The star speaker at the conference is the cocksure American psychiatrist Dr Holden (played by Dana Andrews), who flies into London and on the plane bumps into Professor Harrington’s beautiful daughter (played by Peggy Cummins). Holden is warned off by Karswell but is determined to expose witchcraft and other beliefs as mediaeval nonsense, and is dismissive of Karswell’s threat to kill Holden by witchcraft if he does not desist. But what if Karswell is no fraud but can actually make good on his arcane threat?

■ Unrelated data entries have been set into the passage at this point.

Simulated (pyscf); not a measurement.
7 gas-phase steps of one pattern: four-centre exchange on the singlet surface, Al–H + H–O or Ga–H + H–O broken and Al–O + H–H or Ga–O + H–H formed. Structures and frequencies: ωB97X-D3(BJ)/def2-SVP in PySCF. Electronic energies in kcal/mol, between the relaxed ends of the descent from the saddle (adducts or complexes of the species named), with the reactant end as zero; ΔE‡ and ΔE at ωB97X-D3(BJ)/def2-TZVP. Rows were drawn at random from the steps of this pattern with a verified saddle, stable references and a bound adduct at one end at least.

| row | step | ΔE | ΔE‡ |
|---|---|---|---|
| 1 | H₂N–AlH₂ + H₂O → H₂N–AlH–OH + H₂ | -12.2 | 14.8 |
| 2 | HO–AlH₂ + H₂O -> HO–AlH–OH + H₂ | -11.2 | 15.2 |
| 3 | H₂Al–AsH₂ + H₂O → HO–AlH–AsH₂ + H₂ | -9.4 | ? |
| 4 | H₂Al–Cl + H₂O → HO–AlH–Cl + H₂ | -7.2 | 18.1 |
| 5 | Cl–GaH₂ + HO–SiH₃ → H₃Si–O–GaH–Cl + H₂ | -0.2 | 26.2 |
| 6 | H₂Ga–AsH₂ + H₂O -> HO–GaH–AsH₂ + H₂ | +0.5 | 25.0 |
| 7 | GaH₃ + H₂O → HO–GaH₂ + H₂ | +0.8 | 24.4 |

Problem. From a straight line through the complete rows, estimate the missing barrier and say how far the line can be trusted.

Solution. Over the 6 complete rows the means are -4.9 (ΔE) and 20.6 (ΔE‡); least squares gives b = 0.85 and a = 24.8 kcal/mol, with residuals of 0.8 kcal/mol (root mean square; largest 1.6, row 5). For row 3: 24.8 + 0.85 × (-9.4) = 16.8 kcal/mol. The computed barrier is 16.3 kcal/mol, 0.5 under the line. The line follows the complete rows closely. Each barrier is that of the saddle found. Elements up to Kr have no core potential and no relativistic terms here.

The film works so well due to Tourneur’s great ability to build tension through the power of suggestion, and his clever use of film noir style shadows and camera angles. It contains a superb acting performance by Niall MacGinnis, whose softly spoken and polite Karswell reeks of hidden menace. Early on in the film Holden suggests to Karswell he may be a good loser, to be met with the response “I’m really not, you know, not at all”, hinting beautifully at the darker events to come. The film could have been spoiled by the studio’s insistence of showing, rather than merely suggesting, the demon of the title, against Tourneur’s wishes, and these scenes were added later. The ambiguity Tourneur’s original vision would have created – was the demon perhaps in the victim’s imagination? – would have piled on the pressure even more and added delicious ambiguity, but the film is so good that this minor flaw barely matters. The tension ratchets slowly up as Holden, despite his staunchly sceptical beliefs, begins to become nervous as a strange sequence of events unfold around him. Peggy Cummins is excellent playing the common-sense foil to Dana Andrews’ brash American, who is implacably certain of his beliefs in the face of mounting evidence to the contrary. The movie has many memorable and genuinely chilling moments, starting with the voiceover at Stonehenge. The later line “it’s in the trees; it’s coming;” even made it into the Kate Bush song “Hounds of Love”.
This is a wonderful film that bears repeated watching; only the clunky special effects demon, which Tourneur never wanted, looks dated. The film itself is a timeless classic.